Jonathan Cetel is the founding executive director of PennCAN. He lives in Philadelphia, Pennsylvania.

The Bill and Melinda Gates Foundation recently concluded a three-year study, the Measuring Effective Teaching Project, focused on determining the most effective methods for measuring teacher performance.

The study affirms what PennCAN supported during the 2012 legislative session: that multiple measures of student achievement, in conjunction with classroom observations, provide the most valid method to measure teacher performance.

Perhaps more importantly, the study also revealed that a more robust evaluation system provides teachers with the meaningful feedback they need to grow and develop their craft.

In 2012, PennCAN supported a bill to reform teacher evaluations in Pennsylvania with the knowledge that classroom observations are typically unreliable.  As evidence, more than 99 percent of teachers in previous years have been rated as “satisfactory” by their principals, yet Pennsylvania is home to one of the largest achievement gaps in the country: a 38 percentage-point disparity between black and white eighth-graders in math proficiency.

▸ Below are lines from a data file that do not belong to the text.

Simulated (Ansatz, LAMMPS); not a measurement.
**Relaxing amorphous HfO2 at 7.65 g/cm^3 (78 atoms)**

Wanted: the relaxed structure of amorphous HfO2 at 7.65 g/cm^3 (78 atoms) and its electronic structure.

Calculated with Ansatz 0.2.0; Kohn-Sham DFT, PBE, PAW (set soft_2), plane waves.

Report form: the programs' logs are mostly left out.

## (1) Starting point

Beginning in the 2013-2014 school year, classroom observations will comprise 50 percent of a teacher’s total score. The other 50 percent will include multiple measures of student achievement: 15 percent from building-level data, or the overall results of a teacher’s school, 15 percent on teacher-specific data, and the remaining 20 percent will come from elective data, which can differ from district to district but can be comprised of student surveys, AP scores, and portfolios among other measures.

I am grateful that the Gates study confirms what we have long suspected: to accurately assess the effectiveness of teachers you must have an evaluation system that includes BOTH classroom observations AND multiple measures of student achievement. While there will inevitably be a steep learning curve in Pennsylvania as districts, schools, principals and teachers learn the new evaluation system, we are convinced that it will boost teacher performance and result in higher quality education for all of Pennsylvania’s students.